Gateway - Load Balancing
In order to map the different Gateway nodes sharing the same cluster, and your Kafka brokers, you have two options:
- Using the Gateway internal load balancing
- Using an external load balancing
These options are only for the Kafka protocol, as any of the Gateway nodes can manage HTTP calls to their API.
Depending on your infrastructure, you might prefer one or the other.
Internal Load Balancing
What we call internal load balancing, is the Gateway's ability to distribute the clients connections between the different Gateway nodes in the same cluster. This is done automatically by the Gateway, and is the default behavior.
To deploy multiple Gateway nodes as part of the same Gateway cluster, you need to set the same GATEWAY_CLUSTER_ID
in each node's deployment configuration. This configuration ensures that all nodes join the same consumer group, enabling them to consume the internal license topic from your Kafka cluster. This is how the nodes recognize each other as members of the same Gateway cluster.
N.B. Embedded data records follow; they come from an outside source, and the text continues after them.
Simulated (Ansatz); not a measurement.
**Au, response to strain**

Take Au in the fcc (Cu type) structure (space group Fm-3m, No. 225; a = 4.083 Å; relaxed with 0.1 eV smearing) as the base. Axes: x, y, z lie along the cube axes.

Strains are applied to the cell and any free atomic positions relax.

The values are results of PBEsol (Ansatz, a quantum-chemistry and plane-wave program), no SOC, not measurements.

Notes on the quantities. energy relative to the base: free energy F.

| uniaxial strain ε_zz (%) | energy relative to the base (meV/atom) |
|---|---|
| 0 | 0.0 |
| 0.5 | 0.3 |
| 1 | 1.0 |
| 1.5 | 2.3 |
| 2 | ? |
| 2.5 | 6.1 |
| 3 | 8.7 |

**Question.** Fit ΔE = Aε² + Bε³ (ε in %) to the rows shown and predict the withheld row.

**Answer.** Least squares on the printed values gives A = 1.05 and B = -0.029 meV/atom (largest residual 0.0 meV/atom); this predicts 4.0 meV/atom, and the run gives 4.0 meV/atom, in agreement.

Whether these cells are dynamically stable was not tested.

When a client connects to one of the Gateway nodes to request metadata, the following process occurs (assuming GATEWAY_FEATURE_FLAGS_INTERNAL_LOAD_BALANCING
is set to true
, which is the default setting):
- The client chooses one of the bootstrap servers to ask for metadata
- The Gateway node generates a mapping between its cluster nodes and the Kafka brokers
- The Gateway node returns this mapping to the client
- With the mapping in hand, the client can efficiently route its requests. For instance, if the client needs to produce to a partition where broker 3 is the leader, it knows to forward the request to Gateway 2 on port 9094.
Consider a scenario where you have a Gateway cluster composed of two Gateway nodes, connected to a Kafka cluster with three brokers. The client's metadata discovery process might look like this:
This mapping will be made again for every client asking for metadata, and will be made again as soon as a Gateway node is added or removed from the Gateway cluster.
If you have specified a GATEWAY_RACK_ID
, then the mapping will take this into consideration, and a Gateway node in the same rack as the Kafka broker will be assigned.
Example with multiple clients
If we add a new client to the diagram above, here is what it could look like:
The process is repeated but will likely result in a different mapping compared to that of Client 1 due to the random assignment performed by the Gateway for the client.
Limitations
In a Kubernetes environment, your ingress must point at a single service, which could be an external load balancer as detailed below.
External Load Balancing
Alternatively, you can disable the internal load balancing by setting GATEWAY_FEATURE_FLAGS_INTERNAL_LOAD_BALANCING: false
in your Gateway configuration. In this case, you would deploy your own load balancer, such as HAProxy, to manage traffic distribution.
This would allow you to configure the stickiness of the load balancer as you wish.
This would look like below, where:
- All client requests are directed to the external load balancer, which acts as the entry point to your Gateway cluster
- The load balancer forwards each request to one of the Gateway nodes, regardless of the port
- The selected Gateway node, which knows which broker is the leader of each partition, forwards the request to the appropriate Kafka broker
When using an external load balancer, you must configure the GATEWAY_ADVERTISED_LISTENER
of the Gateway nodes to the Load Balancer's hostname. If this is not done, applications will attempt to connect directly to the Gateway, bypassing the Load Balancer.
Limitations
This requires you to handle load balancing manually, as you won't have the advantage of the automatic load balancing offered by the Gateway's internal load balancing feature.